Architecture
As mentioned above and in our previous articles, WiredTiger is now MongoDB's default storage engine, having replaced MMAPv1 when MongoDB acquired WiredTiger in late 2014, alongside the release of MongoDB 3.0. WiredTiger's development team also went to MongoDB, including Keith Bostic and Michael Cahill, who were originally widely known for their creation of Berkeley DB. WiredTiger is a NoSQL, multiversion concurrency control (MVCC) storage-engine. The integration of concurrent threads allows the system to see a snapshot of the database at the time it accesses a collection. It then writes a consistent view of data to disk according to set checkpoints: the default setting is either every 2GB of writes or 60 seconds. This gives WiredTiger the ability to recover checkpoints anytime it's necessary. If you ever suffer a crash between checkpoints, WiredTiger can also recover un-checkpointed data with its journal files. WiredTiger is highly scalable, employing document-level locking, which enables highly concurrent workloads, and its concurrency model allows the server to take advantage of many core CPUs. It stores its data using a B-tree structure, offering highly efficient reads and good write performance. A hot cache means that WiredTiger implements a "least recently used" (LRU) eviction algorithm, defaulting to 50% of RAM and reserving 1GB for cache. It also relies on the OS page-cache to fetch compressed data without hitting your disk. For Collections, WiredTiger uses Snappy compression by default. It can also employ gzip compression, in order to trade off CPU for increased compression efficiency. If necessary, you can override compression on a per-collection basis. For indexes, WiredTiger uses prefix-compression both on-disk and in-memory. Finally a few additional features that round out WiredTiger's architecture:- Its disk footprint is small: WiredTiger's disk usage is much less than MMAPv1's, even with compression disabled. WiredTiger doesn't need to pad data and it has a more efficient data storage format in general.
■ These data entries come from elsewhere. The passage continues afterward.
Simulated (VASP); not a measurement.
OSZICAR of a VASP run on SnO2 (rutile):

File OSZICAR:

- Write ahead logging facilitates automatic crash recovery and makes writes durable.
- MongoDB's enterprise edition supports on-disk encryption for WiredTiger.
Advantages
WiredTiger has quite a few advantages that check off exactly what many people are looking for when considering a storage engine. Fundamentally, it's a very sound choice. In general, its advantages surface directly from the engine's architecture, as we've described above:- WiredTiger is highly scalable with concurrent readers and writers.
- Its compression system allows for efficient storage use and less disk I/O.
- It supports encryption for sensitive data.
Drawbacks
Despite a very good architecture and the benefits it provides, WiredTiger does have a handful of drawbacks, which you should keep in mind and consider anytime you're choosing a storage engine for MongoDB:- WiredTiger's concurrency scheme prevents in-place updates; updating one field in a document re-writes the entire document.
- WiredTiger's inclusion in MongoDB is still relatively recent — it's not fully battle-tested. It's only been included in MongoDB since 3.0 — a time period of a few years. WiredTiger is a relatively complicated storage engine (in comparison to MMAPv1, at least) and there's been less deep experience using it in production.